Using an external 14.7456 MHz oscillator, selected for use for use with the
UART, square waves were generated by the core to illuminate external LEDs
using the upper 6 bits of PortA. The square waves have the appropriate ratios,
and the frequency of the fastest LED drive signal is ~4.753kHz.
The clock generator multiplies the input frequency to 58.9824 MHz which
results in an effective instruction frequency of 29.4912 MHz because of the
two cycle nature of the core. The instruction loop is essentially 8*(*+3*256),
which equals 6208 cycles per LED toggle. The measured toggle frequency of the
fastest LED is approximately equal to 29.4912 MHz / 6208, or 4.750 kHz.

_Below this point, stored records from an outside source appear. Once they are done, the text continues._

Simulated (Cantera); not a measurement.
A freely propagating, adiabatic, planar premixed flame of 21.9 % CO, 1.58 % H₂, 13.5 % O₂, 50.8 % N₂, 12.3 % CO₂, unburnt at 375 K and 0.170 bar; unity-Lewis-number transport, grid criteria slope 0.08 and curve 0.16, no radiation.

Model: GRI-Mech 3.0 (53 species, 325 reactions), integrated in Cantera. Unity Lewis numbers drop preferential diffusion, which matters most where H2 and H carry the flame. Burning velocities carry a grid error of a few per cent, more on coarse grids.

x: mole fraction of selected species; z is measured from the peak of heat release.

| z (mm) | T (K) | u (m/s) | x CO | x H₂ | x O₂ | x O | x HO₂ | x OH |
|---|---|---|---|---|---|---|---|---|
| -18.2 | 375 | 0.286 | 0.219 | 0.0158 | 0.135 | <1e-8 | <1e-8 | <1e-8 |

Work will continue to verify the testbench results with the FPGA. The next
release should include the UART, and test the ability of the core to
send/receive data using the FIFOs at rates of 115,200 baud or greater.
###Release 2.0
In this release, the UART has been addded. An update has been made to the SPI
I/F Master function; update correct fault with the framing of SPI Mode 3
frames with shift lengths greater than 1 byte. A correction, not fully tested
or verified, was made to the P16C5x core to correct anomalous behavior for
BTFSC/BTFSS instructions.
UART integrated with the Release 1.0 core. Verification of the integrated
interface is underway.
###Release 2.1
Testing with an M16C5x core processor program assembled using
MPLAB and ISIM showed that polling of the UART status register to determine
whether the transmit FIFO was empty or not (using the iTFE interrupt flag)
would clear the generated interrupt flags before they had actually been
captured and shifted in the SSP response to the core.
This indicated a clock domain crossing issue in the interrupt clearing logic.
This release fixes that issue. Previous use of the UART does not poll the USR,
so this problem does not manisfest itself in a reasonable amount of time, if
ever. In other words, the synchronization fault has been present all along in
the implementation, but the module's usage in the application (or testbench)
did not present the conditions under which the fault manifests.
The correction required registering the USR data on the SSP clock domain, and
qualifying the clearing of the interrupt flags on the basis of whether the
flag is set in both domains when the USR is read. The addition of the register
reduced the logic utilization, and only a small additonal time delay was
incurred. The resulting design is still able to fit into a Spartan 3A XC3S50A-
4VQG100I FPGA.
Modified the UART Baud Rate Generator. Removed the fixed 16x12 ROM that
provided the pre-scaler and divider constants for a fixed set of 16 baud
rates. Added a 12-bit, write-only register, BRR - Baud Rate Register, that can
be used to set the baud rate from 1/16 of the processor clock. With a
58.9824 MHz oscillator, the baud rate can range from 3.6864Mbps down to 900 bps.
Set the default baud rate to 9600 for a 58.9824 MHz UART clock.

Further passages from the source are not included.